A few weeks after Will was born, the kids and I went to my Mom and Dad's house for a little visit. Andrew had been having a rough adjustment to having a baby in the house and being apartment-bound because of said new brother was not this 2 year old's style at all. Going for walks down my parents' dead-end road and adjoining bike trail was still one of our very favorite things to do and seemed to me to be called for at the moment.
I put tiny Will down for a nap in the guest room and took Andrew out. We were on the way back to my parents' house, taking our time to investigate every mud puddle and rock that called Andrew's attention, when I saw my dad come running up the road toward us, clutching an enormous bundle of down comforter. Lost somewhere inside was Will; I could hear him crying.
"I tried to calm him down and then your mom tried, but he just got madder and madder," my dad explained.
I took him from my dad and he immediately stopped crying. Initially I thought he may have finally succumbed to heat stroke (I think it was pretty warm out and that down comforter was just simply ridiculous). By the time I carried him back to the house, he was asleep in my arms.
And I had a thought.
My baby did not seem to have any particularized reason for crying. He was not hungry, he was not tired; he simply wanted to be held. But not by anyone. He wanted to be held by his mother.
Just like his two year old brother wanted to go for a walk, but not with just anyone, this brand new baby knew to whom he belonged and that was the only person with whom he wanted to be.
There is so much discussion of "quality time" and so much concern over what we should be doing as moms and how we should be doing it. That is perfectly appropriate, as our time should be spent in quality ways and it is often not easy to know how to handle the various situations that arise in parenthood.
But in the final analysis, as this little memory serves to remind me, all of the caring acts that comprise the daily ministrations of parenthood--diaper changing, bathing, shaking little toys in a baby's face, picking a child up from school, even--all of these simple acts that are so easy to denigrate as things that anyone could do, are not things that just anyone can do. Not, at least, in the eyes of the child. The fact that it is his mother that is doing them makes all the difference in the world to him. And to me as a mother. Perhaps the biggest mistake we can make as mothers is simply not being there to do those things, those simple, sometimes boring and taxing, things.

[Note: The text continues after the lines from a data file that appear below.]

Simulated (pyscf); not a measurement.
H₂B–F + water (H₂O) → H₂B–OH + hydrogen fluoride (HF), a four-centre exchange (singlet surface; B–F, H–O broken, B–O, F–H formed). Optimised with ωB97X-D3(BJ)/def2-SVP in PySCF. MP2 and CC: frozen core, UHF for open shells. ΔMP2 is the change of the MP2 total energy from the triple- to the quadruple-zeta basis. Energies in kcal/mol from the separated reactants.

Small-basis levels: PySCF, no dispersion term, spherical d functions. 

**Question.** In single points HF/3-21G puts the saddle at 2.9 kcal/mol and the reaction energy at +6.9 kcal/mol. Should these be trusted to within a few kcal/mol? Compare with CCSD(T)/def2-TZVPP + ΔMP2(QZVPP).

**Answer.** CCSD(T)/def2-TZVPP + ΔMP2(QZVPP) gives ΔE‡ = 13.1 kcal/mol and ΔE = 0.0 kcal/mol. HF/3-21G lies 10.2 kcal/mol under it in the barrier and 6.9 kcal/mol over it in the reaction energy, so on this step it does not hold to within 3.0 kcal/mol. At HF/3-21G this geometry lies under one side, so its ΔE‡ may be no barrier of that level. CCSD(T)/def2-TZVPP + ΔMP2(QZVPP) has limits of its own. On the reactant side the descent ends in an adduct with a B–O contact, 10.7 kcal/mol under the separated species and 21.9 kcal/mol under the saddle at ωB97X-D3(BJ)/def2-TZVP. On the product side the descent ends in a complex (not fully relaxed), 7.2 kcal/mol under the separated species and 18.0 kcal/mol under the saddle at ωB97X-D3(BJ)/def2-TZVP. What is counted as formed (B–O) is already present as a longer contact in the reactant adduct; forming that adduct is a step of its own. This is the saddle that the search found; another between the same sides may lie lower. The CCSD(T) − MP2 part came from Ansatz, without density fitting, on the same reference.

Realizing this makes me feel simultaneously more and less guilty about the job that I am doing as a mom. But motherhood, like anything else, is all about balance and common sense. We know we cannot and should not dote every moment on our children, and they do not need, may not want and should not receive every ounce of our attention and participation in their play, and every mother needs a break and should not feel guilty for taking one.
It is to say, however, that we need to seize this short day of our early motherhood. It all passes so quickly. I am already nostalgic for my children's earlier stages. In two years, Andrew will be spending more (waking) hours at school than at home. Maybe mothering a baby and small child is the most critical opportunity for us to lay the foundations for our bonds with our children. Children will spend their lives growing more and more independant of us, as is our job to teach them to be.
Though our job can be described as teaching our kids to no longer need us, the emotional bond we forge continues forever. One of my more macabre activities of late is reading black box recordings of airline disasters. In one of the recordings a member of the crew, knowing he was about to die and that there was a black box to transmit his final message, called out: "I love you, Mom."
Motherhood is about giving yourself away to the tiny people that we invite into our lives, who pay us back in double.
Thanks, Mom, for exemplifing this for me. Love is a home-made Egg McMuffin sandwich kept warm in a tin foil envelope by the front door at 6 am. And drawing smiley faces on little toes.